Among those understood to be considering an offer from Princeton to defect is the chairman of the department, Henry Louis Gates Jr, and Cornell West. Both men are considered to be the top authorities on black-related studies in the United States.

And an intervention by the Rev Jesse Jackson has ensured the affair's return to the headlines, just as an embarrassed Harvard was trying to play it down. Mr Jackson has asked for a meeting with the president of Harvard University, Lawrence Summers, to discuss the issue.

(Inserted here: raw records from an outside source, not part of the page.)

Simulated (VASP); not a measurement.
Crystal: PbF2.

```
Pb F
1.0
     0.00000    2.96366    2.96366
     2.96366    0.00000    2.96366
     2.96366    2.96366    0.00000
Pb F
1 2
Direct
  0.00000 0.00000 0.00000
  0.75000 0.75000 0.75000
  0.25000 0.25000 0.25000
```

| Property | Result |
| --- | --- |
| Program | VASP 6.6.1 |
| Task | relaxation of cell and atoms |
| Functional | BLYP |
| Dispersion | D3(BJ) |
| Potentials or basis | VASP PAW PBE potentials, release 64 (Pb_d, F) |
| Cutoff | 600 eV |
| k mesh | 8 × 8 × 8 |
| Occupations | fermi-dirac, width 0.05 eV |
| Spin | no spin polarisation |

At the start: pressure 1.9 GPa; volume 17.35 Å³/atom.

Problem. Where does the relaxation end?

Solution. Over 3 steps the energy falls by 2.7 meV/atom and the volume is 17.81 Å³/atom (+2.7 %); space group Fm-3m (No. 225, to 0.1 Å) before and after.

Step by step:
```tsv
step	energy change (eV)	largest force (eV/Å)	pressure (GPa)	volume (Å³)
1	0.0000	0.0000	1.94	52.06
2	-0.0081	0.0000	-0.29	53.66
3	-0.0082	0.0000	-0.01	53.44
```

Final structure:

Mr Summers, who served as Treasury Secretary to President Bill Clinton, has been accused by the professors of failing sufficiently to articulate the university's commitment to affirmative action, whereby space is guaranteed in the student body for applicants from disadvantaged backgrounds, including African Americans.

Moreover, Professor West – one of only 14 in the entire Harvard faculty to be designated a "University Professor" – apparently felt bruised after a meeting with Mr Summers in October. Mr Summers allegedly implied that Professor West, who recorded a hip-hop CD last year and is a regular television pundit, had lost his higher academic bearings.

At the same meeting, Mr Summers, who was chosen to be president of Harvard in March, also encouraged Professor West to help reverse a trend towards generous grading at Harvard. Recent statistics show that one in two grades awarded by Harvard, the most prestigious of the Ivy League universities, is an A or A-minus.

Charles Ogletree, who is representing the professors, said: "It's critical the president makes an unequivocal public statement in support of affirmative action. That would be encouraging for those scholars who came to Harvard and were recruited because this was going to be the premier institution of black intellectual inquiry."

The university said the meeting in October had led to a "huge misunderstanding". A spokesman noted that in his inauguration address, Mr Summers said that accepting "men and women of all faiths, all races, all classes, all states, all nations'' has enabled Harvard to "offer a better education to better students who make us a better university".

Mr Jackson said he had asked for a meeting to clear up the argument. The university indicated that Mr Summers would see Mr Jackson but gave no date. "I know Dr Summers to be a good and decent man," Mr Jackson said. "I have high personal regard for him, and I hope this sore is not allowed to fester."

Professor West's rap album was released last summer. Called Sketches of My Culture, it combines hip-hop anthems with the spoken word. "I don't fool myself and think I'm a hip-hopper or nothing," he said at the time. "The black musical tradition is the most precious tradition, and just to be a small part of it is a great honour."

Separately, Harvard confirmed last night that e-mails sent out to prospective students last month saying whether they had been rejected or accepted had failed to arrive. The culprit, however, seemed to be America Online, which had identified the e-mails as unwanted messages known as "spam", and bounced them back to the university.